Merged my code this morning, just under the wire, proving
once again that old adage about software development, how
the time it takes expands to fill the schedule allotted to
it. Afterwards, checking it out, the Big Fear when my usual
test file didn't work. Tried with the small files I'd
made, which contained individual flights, they were okay.
Then I connected up with our live data feed from DFW, actually
the first valid test, and things seemed okay again, so I
concluded that some new addition elsewhere in the applications
isn't agreeing with my test file format. (Worked fine up until
yesterday, though.) Our system focuses on arriving aircraft;
but I fixed one of the few features involving departures: I've
been changing flights' times, usually delaying them - but not
really, only the actual controllers' workstations have the
connections necessary to do that.
Became acquainted with another voice of reason
at lunch, in an interview in the radio - Richard
Grossman ("The Program on Corporations,
Law & Democracy") - he says we went wrong with that
big decision made in 1886 about how corporations
had individual rights, even before women or people of
color were given the right to vote.
This is a good introductory
essay.
From an article in the end-of-year "New Yorker,"
the "fiction" issue, where George W. S. Trow deconstructs
"The New York Times," now and in comparison with the
February 1, 1950 issue:
While I was learning to read the papers, television - an
ignorant little snippet of a medium - was in the wings.
It had no real standing in February, 1950, but of all
our cultural avatars I encountered in New York as a boy
it was what was going to be left standing. Looking back
at the Times of 1950, I wonder if our current
culture of irony and anger and freneticism - our TV
culture - doesn't have its essential qualities because
the culture as a whole in America in 1950 felt in its
bones a contradiction. Having just climbed the pinnacle,
stretching our cultural fabric to the limit along the
way, we were condemned by the nature of the
moment - technology interacting with our fundamental
war-weariness and our need for distraction - to
embrace a foolish child's reaction to a world
situation that demanded a mind more remarkably
adult than any of us had in fact achieved.
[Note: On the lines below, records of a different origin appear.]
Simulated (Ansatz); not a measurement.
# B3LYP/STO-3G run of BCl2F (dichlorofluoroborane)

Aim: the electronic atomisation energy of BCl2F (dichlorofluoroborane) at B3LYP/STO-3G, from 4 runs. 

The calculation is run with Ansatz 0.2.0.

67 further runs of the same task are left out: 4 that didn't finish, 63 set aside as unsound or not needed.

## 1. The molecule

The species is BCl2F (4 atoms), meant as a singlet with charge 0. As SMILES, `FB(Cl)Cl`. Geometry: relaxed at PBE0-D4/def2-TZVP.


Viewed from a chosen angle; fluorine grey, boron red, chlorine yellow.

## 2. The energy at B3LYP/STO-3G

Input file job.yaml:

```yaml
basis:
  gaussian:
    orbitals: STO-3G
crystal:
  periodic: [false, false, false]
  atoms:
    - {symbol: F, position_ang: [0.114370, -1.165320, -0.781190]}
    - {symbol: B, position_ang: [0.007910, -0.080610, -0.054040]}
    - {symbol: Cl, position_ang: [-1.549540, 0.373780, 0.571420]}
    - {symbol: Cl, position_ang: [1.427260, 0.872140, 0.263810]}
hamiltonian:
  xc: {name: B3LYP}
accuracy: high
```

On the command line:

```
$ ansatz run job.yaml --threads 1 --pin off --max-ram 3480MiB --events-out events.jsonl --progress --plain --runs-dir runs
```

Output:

My view of the civilization as it was presented in
the Times of February, 1950, is that in the
Second World War the Germans lost and television won.
Personally, I've never taken to the "New York Times."
I rarely select it if there's a choice. Although I
disagree with a lot of its agenda, and find it tragically
undignified the way the use puns in headlines now,
I still retain some loyalty to my first employer,
"The Washington Post" (and look
forward to the day when "Herblock" retires).